Shana Falana is a Kingston, NY-based, experimental, shoegaze/dream pop artist, who has been praised by several publications for a live set that combines live looping of reverb-drenched vocals, pre-recorded backing tracks, shimmering guitar and drums and she pairs with mood-setting visual projections. 

Over the past few years, Falana has released her debut solo EP, In The Light in 2011, two Bandcamp-only lo-fi-based releases, Channel and Velvet Pop, and a cassette-only release of her earliest work, Shana Sings Herself To Sleep, which helped raise over $10,000 for her European tour. And she’s been known to record new song ideas on her phone and put them on Soundcloud for her fans. But this Spring will mark the long-anticpiated release of her debut full-length effort, Set Your Lightning Free. Fallen has described the songwriting and recording process behind the album as a deliberate effort to break her own self-professed rules, “I’ve always kept the different sides of my music separate. The ambient ballads, the fuzzed out stuff, they all needed to exist as their own statements,” Falana explains in the press notes. “I would have two or three bands at one time: a sludge rock band; a Bulgarian women’s choir; a pretty, dreamy organ and guitar duo. This is the first record where I’ve combined all of that, sometimes in the course of one song.”

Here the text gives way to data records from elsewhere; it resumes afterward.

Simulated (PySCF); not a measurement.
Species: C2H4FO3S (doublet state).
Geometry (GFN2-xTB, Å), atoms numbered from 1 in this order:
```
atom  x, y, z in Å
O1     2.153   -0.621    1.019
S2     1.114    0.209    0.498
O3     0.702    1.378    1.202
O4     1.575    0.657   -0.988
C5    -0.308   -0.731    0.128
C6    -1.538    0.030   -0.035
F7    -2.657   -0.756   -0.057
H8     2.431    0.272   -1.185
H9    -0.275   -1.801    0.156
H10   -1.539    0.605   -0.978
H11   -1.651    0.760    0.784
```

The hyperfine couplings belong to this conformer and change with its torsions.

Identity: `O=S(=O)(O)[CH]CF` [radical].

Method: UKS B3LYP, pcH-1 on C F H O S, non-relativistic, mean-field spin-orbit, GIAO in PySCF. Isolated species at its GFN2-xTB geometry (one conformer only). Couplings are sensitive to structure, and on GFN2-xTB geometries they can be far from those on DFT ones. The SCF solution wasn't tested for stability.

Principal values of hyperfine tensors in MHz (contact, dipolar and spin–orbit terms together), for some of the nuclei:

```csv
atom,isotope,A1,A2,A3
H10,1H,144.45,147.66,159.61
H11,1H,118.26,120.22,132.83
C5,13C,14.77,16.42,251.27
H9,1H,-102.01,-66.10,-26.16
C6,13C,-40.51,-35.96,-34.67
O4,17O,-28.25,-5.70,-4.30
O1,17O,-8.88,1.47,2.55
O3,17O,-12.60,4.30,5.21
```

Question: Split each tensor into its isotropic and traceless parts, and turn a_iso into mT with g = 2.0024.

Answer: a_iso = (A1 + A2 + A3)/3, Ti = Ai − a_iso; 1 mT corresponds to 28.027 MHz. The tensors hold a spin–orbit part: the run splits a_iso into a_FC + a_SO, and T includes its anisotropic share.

Instead of spending several months in the studio, laboring and fussing over arrangements and takes, Falana along with drummer and collaborator Mike Amari, and producer Dan Goodwin, who has worked with Devo and Kaki King recorded the album in a week with the informal working mantra (and I’m paraphrasing here) of first idea, best idea and don’t look back. And on the forthcoming album’s first single "Heavenstay,” Falana and Amari’s working mantra gives the song a raw, urgency that belies the material’s dreamy and gauzy feel of the material. 

Interestingly, the song which is comprised of shimmering guitars and tribal-like drumming paired with Falana’s ethereal vocals bears a resemblance to both My Gold Mask’s Leave Me Midnight and atmospheric 80s New Wave – in particular SIouxsie and the Banshees, Echo and the Bunnymen and others come to mind.